Ted Bundy had always been a fervent opponent of the death penalty and now, watching the condemned Gilmore, he was as close as he had ever been to the reality of the planned execution of a human. It made Ted queasy.

“Y’know,” he said to Lubeck as they gazed at Gilmore, “if someone doesn’t do something pretty soon, they’re going to kill that guy.”

Yes, agreed Lubeck with a sigh; and America would resume its old business of executing people.

Gilmore achieved what he’d asked for. Shortly before sunrise on January 17, 1977, they took Gilmore to an old, unused cannery building on the prison grounds, shackled and strapped him loosely into a chair, placed a black hood over his head and pinned a black target with a white circle to his T-shirt. Firing squad marksmen hit the target, killing him with a fusillade of four slugs through the heart.

For weeks Ted had been wrestling with his Colorado dilemma, especially that state’s move to extradite him. Because he was without funds, he had been assigned the services of a Colorado public defender lawyer, Chuck Leidner of Aspen. Leidner, a competent defense lawyer, had scoffed at Colorado’s murder case against Ted: “I can’t imagine a prosecutor in his right mind bringing a case as thin as this.” But Bundy was wary. He was unimpressed by Leidner. And he worried that the wave of publicity about him, which had washed over Utah, had extended to, and prejudiced, Aspen and other places in Colorado.

“Of course,” he reflected, “if I fight extradition, I come off in the news media like someone who’s afraid of going to trial. And everyone reaches the conclusion, ‘See, he must be guilty!’” On the other hand, Bundy told friends, he could encounter in Colorado, as he maintained had happened in Utah, an atmosphere of prejudice which could result in a conviction, regardless of the vacuum of evidence in the state’s case. With help from O’Connell and Lubeck, he had initially filed motions resisting extradition. But it was inevitable.

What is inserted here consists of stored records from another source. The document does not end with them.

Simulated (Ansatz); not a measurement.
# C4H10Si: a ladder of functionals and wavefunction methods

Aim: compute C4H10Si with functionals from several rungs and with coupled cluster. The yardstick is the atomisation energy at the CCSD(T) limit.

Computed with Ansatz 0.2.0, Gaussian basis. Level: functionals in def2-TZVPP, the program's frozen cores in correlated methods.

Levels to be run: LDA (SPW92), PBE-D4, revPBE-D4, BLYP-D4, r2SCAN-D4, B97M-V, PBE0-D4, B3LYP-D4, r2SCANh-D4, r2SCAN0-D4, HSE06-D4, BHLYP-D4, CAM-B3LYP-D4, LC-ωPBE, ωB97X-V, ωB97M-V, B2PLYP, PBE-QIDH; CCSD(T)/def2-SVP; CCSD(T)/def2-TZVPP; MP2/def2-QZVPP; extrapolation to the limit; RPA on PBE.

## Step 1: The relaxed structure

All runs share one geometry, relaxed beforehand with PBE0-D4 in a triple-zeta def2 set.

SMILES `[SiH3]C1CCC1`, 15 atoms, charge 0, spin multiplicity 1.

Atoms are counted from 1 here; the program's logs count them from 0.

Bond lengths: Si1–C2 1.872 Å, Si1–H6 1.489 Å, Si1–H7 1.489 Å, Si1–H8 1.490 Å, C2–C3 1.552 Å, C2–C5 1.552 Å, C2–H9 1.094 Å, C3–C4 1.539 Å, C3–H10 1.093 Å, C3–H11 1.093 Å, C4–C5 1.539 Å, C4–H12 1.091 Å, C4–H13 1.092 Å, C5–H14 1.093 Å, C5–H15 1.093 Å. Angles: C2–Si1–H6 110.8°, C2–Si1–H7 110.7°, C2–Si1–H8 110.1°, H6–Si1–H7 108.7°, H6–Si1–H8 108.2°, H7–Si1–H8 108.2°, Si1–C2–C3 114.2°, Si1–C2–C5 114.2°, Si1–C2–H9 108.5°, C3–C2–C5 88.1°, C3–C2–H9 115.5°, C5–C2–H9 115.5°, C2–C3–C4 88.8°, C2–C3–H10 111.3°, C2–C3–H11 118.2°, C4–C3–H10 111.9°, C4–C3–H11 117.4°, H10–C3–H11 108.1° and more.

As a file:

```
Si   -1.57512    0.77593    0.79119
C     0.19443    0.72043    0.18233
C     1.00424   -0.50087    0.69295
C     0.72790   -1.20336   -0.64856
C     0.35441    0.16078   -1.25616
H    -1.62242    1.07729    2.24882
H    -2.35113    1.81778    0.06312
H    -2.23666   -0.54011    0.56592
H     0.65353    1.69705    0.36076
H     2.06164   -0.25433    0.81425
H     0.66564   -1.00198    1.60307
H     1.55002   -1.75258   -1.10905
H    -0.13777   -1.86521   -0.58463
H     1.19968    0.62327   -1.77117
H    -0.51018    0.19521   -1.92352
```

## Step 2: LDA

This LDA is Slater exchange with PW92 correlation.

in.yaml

When he appeared in court on January 28, 1977, his ankles and wrists manacled, Bundy waived extradition. It was over in moments. Ted winked and smiled as he left the courtroom, and Lubeck handed out to reporters a carefully structured, confidence-filled statement which Ted had written the night before:

I would not waive my right to a hearing and voluntarily request removal to Colorado unless I was certain that I will be acquitted of the charges there.

I have postponed going to Colorado these two months for a number of reasons. First, I wanted to determine what remote connection, if any, there could have been between myself and the tragic death in Colorado. As I suspected, the accusations ... have proven to be grossly exaggerated, in some instances purely fictitious and totally without merit.

Second, I needed time to check into ... the legality of the extradition.

He vowed to appeal the kidnapping conviction in Utah which, he said, is “the major, if not the sole justification for the charge against me in Colorado.”

* * *

image

A “new” woman had begun to occupy Ted’s thoughts during the final months of 1976. Tall, auburn-haired Carole Boone, a woman in her late twenties, one of Ted’s co-workers at the Washington State Department of Emergency Services during the summer of 1974, had been one of the persons who had lavished such high praise on Ted after his initial arrest. She had been married and living in Europe through his trial period but, when she took up residence in Seattle again, newly divorced, she began corresponding with Ted.

“Mostly they were just letters to make him laugh, to keep his spirits up,” she explained. Like Ted, she had a wry sense of humor (her letters were sometimes addressed to “Dear Bunny” or “Dear Bun-Bun”). Carole and some other Washington State friends had visited Ted in Salt Lake City, during the spring of ’75, when Carole and Ted had gone horseback riding and laughed together—only weeks before Ted’s arrest and the beginning of his troubles. Like others among Ted’s circle of friends Carole was convinced of his innocence, and she was derisive of “the fl0ck of gobbling turkeys”—the investigators, the prosecutors, the media people—who, she believed, were responsible for Ted’s plight.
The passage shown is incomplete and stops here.